A reversible redox wave was observed for 1 in acetonitrile at E1/2 = 0.64 V (Fig. 3). The chemical, as well as electrochemical, reversibility was confirmed by UV/vis absorption (Fig. 4) and FTIR spectroelectrochemistry (ESI, Fig. S1 and S2), which showed formation of 2 (i.e. the spectrum obtained, Fig. 4 (red), matched that of the independently prepared complex 2 in acetonitrile) and complete recovery of the spectrum of 1 upon reduction.


image file: c3dt53174k-f3.tif
Fig. 3 Cyclic voltammogram of 1 (1 mM, black) in acetonitrile (0.1 M TBAPF6), with CH2BrCO2H (green), CCl3CO2H (red) or CF3CO2H (blue) (at 0.1 M), at a GC electrode at 0.1 V s−1. See also Fig S3 in ESI.

image file: c3dt53174k-f4.tif
Fig. 4 UV/vis absorption spectroelectrochemistry of 1 (5 mM) in acetonitrile (0.1 M TBAPF6) – black: before oxidation, red: at 0.9 V and blue: after reduction at 0.1 V – obtained during thin layer cyclic voltammetry at 5 mV s−1. The sharp spikes are spectral artefacts. Spectra were obtained using an OTTLE cell equipped with quartz windows, platinum counter and working electrodes and a Ag/AgCl reference electrode.

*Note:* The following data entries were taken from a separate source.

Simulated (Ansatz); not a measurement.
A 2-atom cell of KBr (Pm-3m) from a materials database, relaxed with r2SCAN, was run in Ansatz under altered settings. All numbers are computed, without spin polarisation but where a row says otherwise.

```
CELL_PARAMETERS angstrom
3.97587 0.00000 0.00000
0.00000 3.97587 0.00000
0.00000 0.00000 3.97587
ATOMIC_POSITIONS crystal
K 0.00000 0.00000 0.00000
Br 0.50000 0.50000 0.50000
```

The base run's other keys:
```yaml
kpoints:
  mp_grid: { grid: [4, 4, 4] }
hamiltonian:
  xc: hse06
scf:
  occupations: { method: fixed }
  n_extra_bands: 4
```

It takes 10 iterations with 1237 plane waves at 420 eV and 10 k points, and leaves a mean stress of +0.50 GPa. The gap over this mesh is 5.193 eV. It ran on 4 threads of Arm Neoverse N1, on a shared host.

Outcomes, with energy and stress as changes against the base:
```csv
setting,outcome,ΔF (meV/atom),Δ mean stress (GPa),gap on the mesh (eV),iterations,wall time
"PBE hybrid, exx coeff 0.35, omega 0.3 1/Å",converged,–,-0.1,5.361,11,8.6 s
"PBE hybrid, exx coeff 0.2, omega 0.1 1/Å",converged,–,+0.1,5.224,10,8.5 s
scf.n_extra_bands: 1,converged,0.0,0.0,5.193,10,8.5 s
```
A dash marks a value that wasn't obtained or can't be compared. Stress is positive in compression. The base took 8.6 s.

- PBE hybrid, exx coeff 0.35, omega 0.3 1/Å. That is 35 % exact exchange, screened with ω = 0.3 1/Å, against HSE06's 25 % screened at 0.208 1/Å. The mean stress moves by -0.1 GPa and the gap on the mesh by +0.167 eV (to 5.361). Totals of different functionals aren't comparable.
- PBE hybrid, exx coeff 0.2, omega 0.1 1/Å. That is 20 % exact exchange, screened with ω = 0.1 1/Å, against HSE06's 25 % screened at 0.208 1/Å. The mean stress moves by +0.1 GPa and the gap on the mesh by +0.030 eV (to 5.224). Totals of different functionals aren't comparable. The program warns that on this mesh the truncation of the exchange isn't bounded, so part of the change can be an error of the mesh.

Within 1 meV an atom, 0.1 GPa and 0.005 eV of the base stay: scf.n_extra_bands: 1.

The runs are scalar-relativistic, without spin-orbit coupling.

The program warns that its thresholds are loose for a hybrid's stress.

The effect of addition of carboxylic acids on the cyclic voltammetry of 1 was examined to assess the propensity for exchange of the acetato bridging ligand. Addition of CCl3CO2H or CF3CO2H resulted in a decrease in current at E1/2 0.64 V and the appearance of a new redox wave at ca. E1/2 0.9 V, with the more electron withdrawing CF3CO2 moving the redox wave to a more positive potential than CCl3CO2. Comparison with the cyclic voltammogram of [Mn2III,IV(μ-CF3CO2)(μ-O)2(Me4dtne)](PF6)2 (see ESI, Fig. S3) confirms this assignment. The increase in redox potential of 270 mV is consistent with the changes previously observed for substitution of the acetato bridging ligands of the analogous Me3tacn based complex 4, where the exchange of two acetato ligands for trichloroacetato ligands resulted in a shift of 420 mV.10

By contrast the addition of other acids, such as CH2BrCO2H, benzoic acid and its derivatives, which would be expected to show a shift of 50 to 100 mV to more positive potentials,10 did not show a significant effect (20 mV) on the cyclic voltammetry of 1, indicating that ligand exchange does not occur in those cases (Fig. 4 and 5), in agreement with UV/vis spectroscopic data (vide supra). The electrochemical data indicate that the influence of the carboxylato ligands on the visible absorption spectrum is negligible and hence that exchange of carboxylato ligands cannot be determined easily by UV/vis absorption spectroscopy (vide supra).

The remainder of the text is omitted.